Theorem 8.16

Let $G$ be a group. We show that $G$ is isomorphic to a subgroup of $S_G$. By Lemma 8.15, we need only to define a one-to-one function $\phi : G \rightarrow S_G$ such that $\phi (xy) = \phi (x) \phi (y)$ for all $x, y \in G$. For $x \in G$, let $\lambda _x : G \rightarrow G$ be defined by $\lambda _x (g) = xg$ for all $g \in G$. (We think of $\lambda _x$ as performing left multiplication by $x$.) The equation $\lambda _x (x^{-1} c) = x(x^{-1} c) =c$ for all $c \in G$ shows that $\lambda _x$ maps $G$ onto $G$. If $\lambda _x (a) = \lambda _x (b)$, then $xa = xb$ so $a = b$ by cancellation. Thus $\lambda _x$ is also one-to-one, and is a permutation of $G$. We now define $\phi : G \rightarrow S_G$ by defining $\phi (x) = \lambda _x$ for all $x \in G$.

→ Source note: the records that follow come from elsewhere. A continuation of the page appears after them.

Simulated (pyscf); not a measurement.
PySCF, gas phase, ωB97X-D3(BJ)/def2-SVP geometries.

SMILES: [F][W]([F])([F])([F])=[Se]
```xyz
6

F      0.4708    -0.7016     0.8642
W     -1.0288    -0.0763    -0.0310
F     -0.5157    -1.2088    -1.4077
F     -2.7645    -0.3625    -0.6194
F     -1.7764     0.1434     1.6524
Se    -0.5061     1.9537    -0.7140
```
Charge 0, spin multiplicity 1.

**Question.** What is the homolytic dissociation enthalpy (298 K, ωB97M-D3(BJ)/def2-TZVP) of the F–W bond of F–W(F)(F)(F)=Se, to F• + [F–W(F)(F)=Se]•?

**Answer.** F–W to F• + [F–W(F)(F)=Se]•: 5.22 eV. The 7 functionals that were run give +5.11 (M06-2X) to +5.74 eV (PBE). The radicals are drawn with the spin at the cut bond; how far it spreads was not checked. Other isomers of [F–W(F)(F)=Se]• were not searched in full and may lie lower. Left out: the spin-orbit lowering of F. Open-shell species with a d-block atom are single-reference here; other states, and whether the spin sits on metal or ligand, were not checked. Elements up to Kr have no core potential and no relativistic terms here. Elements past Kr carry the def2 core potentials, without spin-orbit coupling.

To show that $\phi$ is one-to-one, suppose that $\phi (x) = \phi (y)$. Then $\lambda _x = \lambda _y$ as functions mapping $G$ into $G$. In particular $\lambda _x (e) = \lambda _y (e)$, so $xe = ye$ and $x=y$. Thus $\phi$ is one-to-one. It only remains to show that $\phi (xy) = \phi (x) \phi (y)$, that is, that $\lambda _{xy} = \lambda _x \lambda _y$. Now for any $g \in G$, we have $\lambda _{xy} (g) = (xy)g$. Permutation multiplication is function composition, so $(\lambda _x \lambda _y )(g) = \lambda _x (\lambda _y(g)) = \lambda _x (yg) =x(yg)$. Thus by associativity, $\lambda _{xy} = \lambda _x \lambda _y$. $\blacksquare$